Power disruptions during the rainy season is not new. It is understandably to do with heavy rainfall causing landslides and along with it trees to fall causing faults in the transmission lines. In other words, when the land beneath the electrical poles give away, the poles collapse partially or wholly, causing the electrical lines to snap and break. Another scenario is when due to storm and rain trees fall and land on electrical lines and cause wires to break or damage other electrical fittings on the electrical poles that are necessary for a consistent supply of power to where the destination is. Additionally there are then other reasons like lightning, disruption at source, etc in addition. Without even trying to get into the technical aspect of supply of electricity, I am trying to understand Gasa’s predicament with frequent power blackouts. In that I want to thank the reporter for bringing out this issue in a recent edition of kuensel titled ‘Erratic supply irks people’. But this was not the first time the concern was raised. Another story a year earlier ‘Gasa groping in the dark’ described how consistently the power disruptions hampered civil servants from working. My familiarity with the area allows for me to speak with a little more understanding of the problem.
Gasa dzongkhag’s story of erratic power supply is as tragic as the story of it’s road. It’s today the only district with its administrative centre still not connected by a road. How and why it was not connected is an interesting question one may indulge in but for now, road connectivity’s relevance to power supply is to understand just how unstable the land there is (‘Remote get remoter’).
BPC officials said that the power problem in Gasa is caused because the power line to Gasa passes through rugged terrain and dense forests between Lobesa and Gasa (kuensel, july 17, 2009)
One can therefore understand why there are backouts in Gasa. While the landscape does not make the job any easier, one gets reminded of other places and regions that do not share the same kind of black outs. I may be too presumptions but I would think that there are other places posing similar challenges but stay electrified.

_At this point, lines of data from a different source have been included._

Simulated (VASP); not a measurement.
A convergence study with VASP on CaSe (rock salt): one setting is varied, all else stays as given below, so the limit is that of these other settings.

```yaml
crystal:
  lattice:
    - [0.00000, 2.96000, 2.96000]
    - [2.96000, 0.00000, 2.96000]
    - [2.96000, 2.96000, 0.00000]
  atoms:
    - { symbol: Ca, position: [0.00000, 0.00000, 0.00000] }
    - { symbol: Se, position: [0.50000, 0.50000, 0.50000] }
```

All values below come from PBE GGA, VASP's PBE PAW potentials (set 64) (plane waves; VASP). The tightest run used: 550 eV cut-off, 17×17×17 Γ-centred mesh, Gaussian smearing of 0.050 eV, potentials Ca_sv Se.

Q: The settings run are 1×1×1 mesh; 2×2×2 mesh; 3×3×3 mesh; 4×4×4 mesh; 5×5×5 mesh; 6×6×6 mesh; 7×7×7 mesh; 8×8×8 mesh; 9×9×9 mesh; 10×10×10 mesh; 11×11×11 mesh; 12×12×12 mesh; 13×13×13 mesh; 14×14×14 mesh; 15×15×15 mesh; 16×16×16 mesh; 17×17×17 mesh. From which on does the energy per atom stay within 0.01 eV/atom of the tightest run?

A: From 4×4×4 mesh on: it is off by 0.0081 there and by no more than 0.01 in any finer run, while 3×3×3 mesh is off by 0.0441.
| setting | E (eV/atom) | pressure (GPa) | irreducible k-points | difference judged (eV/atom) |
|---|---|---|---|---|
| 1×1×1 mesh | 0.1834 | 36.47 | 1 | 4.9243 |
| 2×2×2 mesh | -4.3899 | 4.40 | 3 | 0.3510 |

The general manager said that after learning the difficulties, BPC is planning to supply electricity from Pangrizampa in Thimphu till Tashithang in Gasa. “This will act as an alternative source,” he said. “We’re doing the feasibility study at present and, if possible, will use more reliable conductors.” (kuensel, september 16, 2010)
An alternate route by 2012 sounds like a good idea given the long stretch from lobeysa to tashithang but how about the rest of the way from tashithang upto gasa. There is still a good distance and remains equally exposed and susceptible. A covered wire may help with foreign objects coming in contact with transmission lines and disrupting power supply but still leaves with a high possibility of lines snapping because of several reasons. Given plans to connect Laya, it becomes even more important that this problem is resolved. Taking electricity to Laya on the current transmission line would mean another connected community on paper alone.
…BPC management is not ruling out the possibility to go for tower line… “It needs funding source to make the project viable,” he said. He said tower is not the ultimate solution, because landslide can also damage it. “Tower includes higher cost and there are less customers in Gasa,” he said.
It is interesting to know that tower transmission may not be completely out of the picture and that a big reason for which it may not appear in the plan seems to be the funding. Where millions have already been spent to uplift the quality of lives of hundreds and with wonderful results, it makes complete sense to continue with the program. The long term investment may seem less than significant to corporate digits but it certainly remains a crucial objective of an inclusive development policy which can not be weighed simply against profitability and returns on investment.